The trick consists of a viewer program (like an interactive form of It) which
handles the display and sends requests down a network socket to a ray server DSO running in PRMan. The ray server in turn takes those requests, traces the required rays, and sends the results back to the viewer display.
This arrangement is similar to the days when PRMan used BMRT to trace rays,
before it had native support for ray tracing.
The main role of the viewer is to handle the camera position and the progressive
refinement of the image.
This movie shows the viewer refining a scene. It maintains a pyramid of images
and a list of buckets that still need to be rendered, continuously sorting them by a contrast metric. In the movie the progress mode displays these buckets with a temperature scale - when one bucket finishes, the next reddest one is started.
The viewer uses OpenGL to render the multi-resolution images.
What do we mean by asking PRMan to trace some rays for us? Obviously PRMan
usually operates by using your shaders and DSOs as and when it needs to render the final image, and there is no DSO API to trace whatever you want in the scene.
The core of the trick is inverting this relationship and taking control of PRMan.

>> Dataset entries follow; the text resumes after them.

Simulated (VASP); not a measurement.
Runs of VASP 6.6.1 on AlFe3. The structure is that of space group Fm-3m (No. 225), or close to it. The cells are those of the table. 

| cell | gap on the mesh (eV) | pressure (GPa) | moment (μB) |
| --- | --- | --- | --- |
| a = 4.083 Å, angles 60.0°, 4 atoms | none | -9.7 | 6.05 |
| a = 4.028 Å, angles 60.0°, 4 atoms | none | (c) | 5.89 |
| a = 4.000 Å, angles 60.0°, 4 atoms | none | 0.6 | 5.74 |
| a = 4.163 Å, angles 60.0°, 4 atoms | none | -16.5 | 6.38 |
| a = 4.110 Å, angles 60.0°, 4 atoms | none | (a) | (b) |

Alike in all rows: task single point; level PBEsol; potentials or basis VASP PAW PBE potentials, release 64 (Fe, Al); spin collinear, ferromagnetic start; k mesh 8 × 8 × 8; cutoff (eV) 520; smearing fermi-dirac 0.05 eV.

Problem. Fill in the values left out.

We stick a piece of geometry in front of the lens with a very simple shader (DSO calls in bold):
All it does is keep asking the DSO for a position and direction, traces the ray,
and sends the result back to the DSO. It never finishes - once this is running, PRMan will trace whatever the DSO wants it to.
Since this is effectively a single threaded program, we don't want PRMan to do
any SIMD processing. So, the easiest way to do this is just to put a huge point in front of the camera - since that will only be shaded at one location, rather than a standard grid.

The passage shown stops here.